# Surds Indices

## Surds Indices

Understanding Surds and Indices

• Surds: Are irrational numbers that, when in decimal form, are non-repeating and non-terminating. They are often the square root (or other roots) of a non-square integer.
• Indices: Powerful tools used in algebra to express repeated multiplication, often known as powers or exponents.

Types of Surds

• Perfect Surds: are the square roots of perfect square numbers. For example, √16 = 4 is a perfect surd.
• Imperfect Surds: are the square roots of a number that is not a perfect square. Such as, √2.

Properties of Indices

• Multiplication of indices: When you multiply two powers with the same base, you add the indices. For instance, a^m * a^n = a^(m+n).
• Division of indices: When you divide two powers with the same base, you subtract the indices. For instance, a^m / a^n = a^(m-n).
• Power of power rule: When you raise a power to another power, you multiply the indices. For example, (a^m)^n = a^(m*n).
• Zero exponent rule: any non-zero number raised to the power of zero is 1.

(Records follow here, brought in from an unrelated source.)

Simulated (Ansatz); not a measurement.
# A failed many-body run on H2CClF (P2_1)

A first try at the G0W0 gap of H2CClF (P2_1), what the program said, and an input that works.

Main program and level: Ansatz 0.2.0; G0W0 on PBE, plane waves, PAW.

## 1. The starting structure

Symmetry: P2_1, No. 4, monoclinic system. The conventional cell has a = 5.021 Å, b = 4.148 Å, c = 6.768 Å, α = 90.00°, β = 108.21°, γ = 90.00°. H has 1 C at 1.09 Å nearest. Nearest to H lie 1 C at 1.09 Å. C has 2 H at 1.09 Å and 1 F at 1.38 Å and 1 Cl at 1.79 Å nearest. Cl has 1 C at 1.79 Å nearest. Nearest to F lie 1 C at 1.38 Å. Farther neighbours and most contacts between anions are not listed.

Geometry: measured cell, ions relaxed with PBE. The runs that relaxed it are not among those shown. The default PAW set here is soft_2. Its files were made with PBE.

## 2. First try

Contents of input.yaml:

Simplifying and Rationalizing Surds

• Rationalizing the denominator: This process involves rewriting a surd so that the denominator is rational. It can be achieved by multiplying top and bottom by the conjugate of the denominator.
• Simplifying surds: This involves making the number inside the square root as small as possible. This process often includes factorisation.

Expressions Involving Surds and Indices

• Applying index laws: The index laws still apply when dealing with surds. The square root of a product can be written as the product of the square roots and vice versa.
• Solving equations with surds: Equations with surds can be solved by squaring both sides or by isolating the surd on one side of the equation and then squaring.